Race does not exist in the ether. It must be created and recreated, part of a hierarchical system of domination called racism, itself tied to the production and distribution of resources in our society. The violence and forced peonage of the post-Reconstruction era; the segregation of Jim Crow; the white flight, deindustrialization and the ghettoization of inner cities — all of these things created race.



In other words, it is the reality of racism — the ongoing production of race by institutions and structures of racial domination — that fuels this process of group formation. In his 1940 book, “Dusk of Dawn: An Essay Toward an Autobiography of a Race Concept,” W. E. B. Du Bois captured this dynamic in a single sentence, the final point in an imagined dialogue with a white interlocutor. “The Black man,” he wrote, “is a person who must ride ‘Jim Crow’ in Georgia.”
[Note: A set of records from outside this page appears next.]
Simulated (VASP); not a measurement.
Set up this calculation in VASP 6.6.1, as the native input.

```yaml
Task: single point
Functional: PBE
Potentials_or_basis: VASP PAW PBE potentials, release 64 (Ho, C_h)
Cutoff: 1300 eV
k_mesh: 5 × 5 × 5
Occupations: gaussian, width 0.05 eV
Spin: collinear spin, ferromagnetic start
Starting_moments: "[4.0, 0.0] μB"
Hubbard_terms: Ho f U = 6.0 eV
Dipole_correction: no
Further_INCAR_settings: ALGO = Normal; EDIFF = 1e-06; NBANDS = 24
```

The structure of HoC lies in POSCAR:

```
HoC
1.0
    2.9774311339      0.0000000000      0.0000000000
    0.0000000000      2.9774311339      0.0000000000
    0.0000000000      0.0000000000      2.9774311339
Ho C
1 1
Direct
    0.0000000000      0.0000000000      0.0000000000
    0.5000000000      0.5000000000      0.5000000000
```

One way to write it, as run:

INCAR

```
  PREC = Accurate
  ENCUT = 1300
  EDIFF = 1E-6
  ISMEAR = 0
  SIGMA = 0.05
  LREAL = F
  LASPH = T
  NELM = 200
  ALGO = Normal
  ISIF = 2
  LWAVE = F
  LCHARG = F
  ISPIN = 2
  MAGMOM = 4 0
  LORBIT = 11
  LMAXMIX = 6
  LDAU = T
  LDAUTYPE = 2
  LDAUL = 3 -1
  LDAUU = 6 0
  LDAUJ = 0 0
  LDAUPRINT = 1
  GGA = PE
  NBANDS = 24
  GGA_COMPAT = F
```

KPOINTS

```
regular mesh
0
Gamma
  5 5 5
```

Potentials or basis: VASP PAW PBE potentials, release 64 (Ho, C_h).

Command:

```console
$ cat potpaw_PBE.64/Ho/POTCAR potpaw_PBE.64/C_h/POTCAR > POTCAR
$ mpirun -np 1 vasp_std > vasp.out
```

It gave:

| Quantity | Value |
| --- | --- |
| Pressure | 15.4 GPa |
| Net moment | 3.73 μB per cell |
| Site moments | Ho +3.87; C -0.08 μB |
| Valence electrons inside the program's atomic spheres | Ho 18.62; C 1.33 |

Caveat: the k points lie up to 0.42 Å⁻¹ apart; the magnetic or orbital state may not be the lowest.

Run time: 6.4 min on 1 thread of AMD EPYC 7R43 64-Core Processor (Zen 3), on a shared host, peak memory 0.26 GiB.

Bound together by segregation, discrimination and exploitation, Americans of African descent kept building community. And what is crucial to this question of the boundaries of blackness was the sheer rigidity of American race hierarchy. Your exact origins did not matter. Neither, for that matter, did your skin color.



In his autobiography, “A Man Called White,” a former head of the N.A.A.C.P., Walter Francis White, recounts a mob attack on his childhood home. White and his family — his mother was said to be a descendant of President William Henry Harrison and Dilsia, an enslaved woman — had light-complexions, with few visible African features. “My skin is white, my eyes are blue, my hair is blond,” wrote White. They were, nonetheless, part of Atlanta’s Black community, tied to it by heritage and history. It was those ties that made them a target, and it was that experience of racial violence that impressed on White his own identity: “In the flickering light the mob swayed, paused, and began to flow toward us. In that instant there opened up within me a great awareness; I knew then who I was. I was a Negro.”



(There were Black Americans who “passed” in white society, but they did so by cutting themselves off from ties to community and family, as illustrated brilliantly in the 1929 novel “Passing,” by Nella Larsen.)



The rigidity of race hierarchy in the United States is one important reason that African-descended people from other parts of the world have identified with, and identified themselves as, Black Americans once in this country. They, too, were bound to the fate of the descendants of American slaves, thrown into this process of group formation. A quick look at some of the most prominent figures in Black American history will prove the point. Marcus Garvey, one of the most significant Black nationalists of the 20th century and the founder of one of the largest Black fraternal organizations in American history, was a native of Jamaica. Kwame Ture, born Stokely Carmichael, leader of the Student Nonviolent Coordinating Committee in 1966 and 1967, was born in Trinidad. Shirley Chisholm, the first Black woman elected to Congress and the first Black woman to compete for a major-party presidential nomination, was the daughter of immigrants from Barbados and British Guiana. Sidney Poitier, Harry Belafonte, Colin Powell — the list goes on.



Let’s return to Kamala Harris. Her family, as she explains in her 2019 memoir, grounded itself in the Black community of California’s Bay Area. “From almost the moment she arrived from India,” Harris writes of her mother, “she chose and was welcomed to and enveloped in the Black community. It was the foundation of her new American life.” Harris, in turn, was raised to understand herself as a Black American. “My mother understood very well that she was raising two Black daughters. She knew that her adopted homeland would see Maya and me as Black girls, and she was determined to make sure we would grow into confident, proud Black women.” Harris, for her part, claims her Black identity as much as her Indian heritage: “I was born Black. I will die Black. I’m not going to make excuses for anybody because they don’t understand,” she said in an interview in 2019.



Because of heritage, upbringing and the realities of American racism, Harris calls herself Black and is also understood as Black by people within and outside the Black community.



Her story illustrates the basic truth that “Black America” is a multitude. There has never been some essential element to blackness, no singular quality or attribute that makes someone a Black American. But there is always a context: the context of one’s heritage, the context of one’s community and the context of American racism.



Perhaps, then, instead of asking “What makes someone Black?” it might be better to ask “Why do so many Americans of African descent claim blackness?” The answer, I think, is similar to what it was when most Black people still toiled in bondage. In the face of racism and racial oppression, Black identity links us to a history and to a culture, to tools to survive and resources to thrive. It provides refuge and spiritual sustenance. And it connects us to a vital tradition of struggle and perseverance, with many different visions for what it might mean to be free."